Hollywood figures have not been immune. Hate-filled graffiti (“Kill All Jews”) forced Ilana Glazer, one of the stars of Comedy Central’s “Broad City,” to cancel a midterm election event at a Brooklyn synagogue.

Amid all this, much of America is falling in love with a brash Jewish woman who, against all odds, follows her dream of being a standup comic. Midge Maisel is neither your typical Jewish mother (though she has one) nor the Jewish princess she often mocks on stage. (When a heckler tells her to go home and clean her kitchen, Midge responds, “I pay someone to do that.”)

While the series may not explicitly be about religion, and places itself in the late 1950s, Judaism infuses every frame, every hallah-day, every summer in the Catskills. This past season, Midge had to decide between staying at a Yom Kippur dinner with her family or sneaking off to a gig. (She did the gig.) And amazingly, the series not only feels funny and fresh, but #MeToo current. Here, after all, is a sharp-tongued woman finding her self-confidence, staying true to herself and standing up to the men in her life.

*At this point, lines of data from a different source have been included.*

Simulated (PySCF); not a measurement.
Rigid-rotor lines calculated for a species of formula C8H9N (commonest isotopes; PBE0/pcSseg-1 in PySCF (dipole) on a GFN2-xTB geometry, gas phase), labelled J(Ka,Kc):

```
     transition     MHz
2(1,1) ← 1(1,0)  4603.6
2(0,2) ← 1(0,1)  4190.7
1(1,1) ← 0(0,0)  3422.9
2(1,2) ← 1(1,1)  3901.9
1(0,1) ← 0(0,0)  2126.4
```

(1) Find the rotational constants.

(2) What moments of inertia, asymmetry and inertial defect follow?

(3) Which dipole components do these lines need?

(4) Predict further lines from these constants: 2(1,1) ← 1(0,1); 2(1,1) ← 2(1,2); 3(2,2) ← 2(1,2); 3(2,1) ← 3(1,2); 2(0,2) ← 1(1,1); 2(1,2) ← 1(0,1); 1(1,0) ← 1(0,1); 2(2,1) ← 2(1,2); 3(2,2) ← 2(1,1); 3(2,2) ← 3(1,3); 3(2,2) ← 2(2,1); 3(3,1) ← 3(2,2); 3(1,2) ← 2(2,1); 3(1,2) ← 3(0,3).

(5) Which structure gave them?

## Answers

The show isn’t the only one to grapple with the Jewish faith. ABC has the ’80s-set sitcom “The Goldbergs” and Amazon provided a televised home to the Pfefferman clan for four seasons on “Transparent.” Yet it’s worth remembering that there was a time when, aside from comedians like Milton Berle, and, later, many Holocaust-themed movies of the week, few networks dared to go too Semitic.

Lynne Littman, who won an Oscar for her 1976 short “Number Our Days,” about a group of elderly Jews living in Venice, Calif., recalled that when she was approached by a network to adapt it into a series one executive asked, “But do they have to be Jewish?”

The same year that “Seinfeld” debuted in 1989, “Anything But Love” creator Wendy Kout said she pitched her pilot to an NBC executive (also Jewish, by the way) who explicitly told her the lead male character couldn’t be named Marty Gold.

“He told me, ‘They [the audience] don’t like us out there,’” Kout recalled. “I told him, ‘Well, maybe if there were more of us in their living rooms, they’d learn to love us.’” She refused to make the change, NBC passed on the series and ABC picked it up right away — with Richard Lewis cast as Marty Gold.

“I have always loved well-crafted, non-stereotypical sitcoms featuring actors from every race and religion,” said Lewis, who later became a regular on Larry David’s “Curb Your Enthusiasm.” “When I was co-starring with Ms. [Jamie Lee] Curtis in ‘Anything but Love,’ I never held back my Jewishness. In fact, I figured if King Solomon could marry an Egyptian, I could be allowed to make love to a brilliant, beautiful Gentile.”

Leslie Bennetts, author of the 2016 Joan Rivers biography “Last Girl Before Freeway,” credits “Mrs. Maisel” for a recent uptick in sales — and indeed there are many parallels between the fictional Mrs. Maisel and the barrier-breaking comic who emerged at roughly the same time. “Jewishness was one of [Joan’s] most important formative experiences, and it never left her,” Bennetts said.

There are other signs of hope. This week’s newly crowned Rose Parade Queen, Louise Siskel, shared that she was said proud to be Jewish. “I feel an additional responsibility to myself, and to this tradition, to share that I am bisexual,” she added.

All those Midge Maisels, standing up for themselves in 2019, must be kvelling.